LA Community: Watts Towers Park
Partner Tiffany Beamer and Landscape Designer Jenny Jones are collaborating with the Trust for Public Land and the City of Los Angeles to develop a master plan for LA’s historic Watts Towers Park. The site, located on the National Register of Historic Places, is home to a collection of 17 interconnected structures created by Sabato “Simon” Rodia. Rodia, an Italian immigrant construction worker, built the structures over a 33-year span from 1921 to 1954, and the site has since become a beloved cultural landmark by surrounding neighbors and visitors from all over the world.
OLIN’s proposed plan will transform the park’s Cultural Crescent, parcels of land adjacent to the towers, into a cohesive site that welcomes viewing and enjoyment of the towers while celebrating the rich arts programs that exist currently on site at the Arts Center Campus.
Currently, Tiffany and Jenny are working with the Trust for Public Land to gather input from community stakeholders to generate ideas and build consensus on the development of the space’s aesthetics and programming. So far, they have participated in three community meetings and are beginning the process of incorporating community feedback into design concepts.
Regarding the vision for the site and the community, Tiffany says, “This community is one that has an incredibly rich history and culture rooted in the arts, which extends beyond the towers themselves. Participating in the community meetings has been wonderfully informative and energizing, and we are looking forward to providing Watts with a master plan that will allow future generations of artists to thrive.”

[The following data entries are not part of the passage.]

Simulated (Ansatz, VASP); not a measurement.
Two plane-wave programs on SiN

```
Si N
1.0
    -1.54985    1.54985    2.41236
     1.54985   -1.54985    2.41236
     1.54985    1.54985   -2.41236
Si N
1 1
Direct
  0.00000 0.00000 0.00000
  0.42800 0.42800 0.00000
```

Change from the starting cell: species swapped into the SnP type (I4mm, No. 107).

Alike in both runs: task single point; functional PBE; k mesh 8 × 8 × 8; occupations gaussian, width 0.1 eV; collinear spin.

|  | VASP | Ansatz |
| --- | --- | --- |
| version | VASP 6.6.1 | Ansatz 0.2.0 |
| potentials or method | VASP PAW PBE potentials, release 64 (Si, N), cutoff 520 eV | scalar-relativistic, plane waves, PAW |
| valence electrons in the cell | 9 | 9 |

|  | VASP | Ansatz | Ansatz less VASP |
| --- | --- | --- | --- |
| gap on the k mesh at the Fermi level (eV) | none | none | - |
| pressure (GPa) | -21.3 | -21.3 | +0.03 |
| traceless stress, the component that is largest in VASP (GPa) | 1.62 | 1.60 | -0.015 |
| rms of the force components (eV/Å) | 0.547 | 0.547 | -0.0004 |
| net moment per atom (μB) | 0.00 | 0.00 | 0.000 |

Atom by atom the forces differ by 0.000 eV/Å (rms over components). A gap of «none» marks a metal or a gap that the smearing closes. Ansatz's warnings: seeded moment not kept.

The Trust for Public Land, a non-profit organization active in 34 states, conserves land for people to enjoy as parks, gardens and other natural places. In cities, The Trust for Public Land reclaims vacant lots and then crafts strategies for transforming the lots into community-designed parks and playgrounds. After development, they turn these parks and lands over to their cities for public use. In Los Angeles, they have reclaimed between 10,000-12,000 acres of land.